Lexington Urban County Councilman Kevin Stinnett said during a Tuesday council work session that in addition to a face-to-face meeting with officials of Spectrum and Charter Communications, the city should also lobby Washington lawmakers to give local governments the authority to better police cable companies that provide poor customer service.
“The federal government does not give us a lot of power locally,” Stinnett said. “We need more control of this. This affects people’s daily lives.”
Councilman Bill Farmer Jr. told the council Tuesday that a former constituent told him that he tried to call Spectrum to inquire about paying with a credit card over the phone, something he was able to do with its predecessor, Time Warner Cable.
The automated phone system told the man that to discuss credit card payments over the phone, he would have to talk to a customer service representative, “which would cost $5,” Farmer said.
Farmer said the 2014 cable franchise agreement requires the cable company to have knowledgeable customer service employees available during business hours. People shouldn’t have to pay to talk to someone, he said.

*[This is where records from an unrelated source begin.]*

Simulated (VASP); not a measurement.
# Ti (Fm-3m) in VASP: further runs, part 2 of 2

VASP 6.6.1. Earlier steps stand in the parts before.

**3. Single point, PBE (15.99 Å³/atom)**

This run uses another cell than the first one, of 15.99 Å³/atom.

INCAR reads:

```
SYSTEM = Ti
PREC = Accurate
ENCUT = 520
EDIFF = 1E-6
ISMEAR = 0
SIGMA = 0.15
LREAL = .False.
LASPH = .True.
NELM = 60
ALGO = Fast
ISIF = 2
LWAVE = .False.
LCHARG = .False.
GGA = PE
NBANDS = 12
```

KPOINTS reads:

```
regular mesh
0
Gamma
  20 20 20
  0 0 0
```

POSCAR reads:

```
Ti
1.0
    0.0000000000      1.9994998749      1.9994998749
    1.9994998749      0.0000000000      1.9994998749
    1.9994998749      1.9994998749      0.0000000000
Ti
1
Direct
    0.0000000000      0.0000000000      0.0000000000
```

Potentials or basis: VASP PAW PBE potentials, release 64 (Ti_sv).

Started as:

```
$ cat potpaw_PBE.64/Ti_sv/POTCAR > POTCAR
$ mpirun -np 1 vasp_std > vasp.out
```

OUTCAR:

“This is no way to treat the client and the customers that get service from this entity,” Farmer said. “Folks deserve better than this.
“I will ask for a presentation,” Farmer said. “We need a live human being and if I have to tender $5, I’ll do it.”
Lexington Mayor Jim Gray agreed.
“I have heard lots of complaints,” Gray said. “Let’s invite them.”
Councilwoman Jennifer Mossotti said she had talked to some local officials with Spectrum who promised top brass with the cable company would get back to her.
“It’s been a month now,” Mossotti said. People have been given cable boxes that don’t work. Rates have been raised without sufficient explanation. Channels have been dropped suddenly.
Janet Graham, the city’s law commissioner, the franchise is non-exclusive. There are other cable service options in Fayette County. Others may be coming soon.
“In my opinion, a cure for a lot of these issues is competition,” Graham said. “We are currently looking at perhaps other entries into the market that will foster better services for everybody.”
A representative for Charter Communications did not immediately respond to an email seeking comment.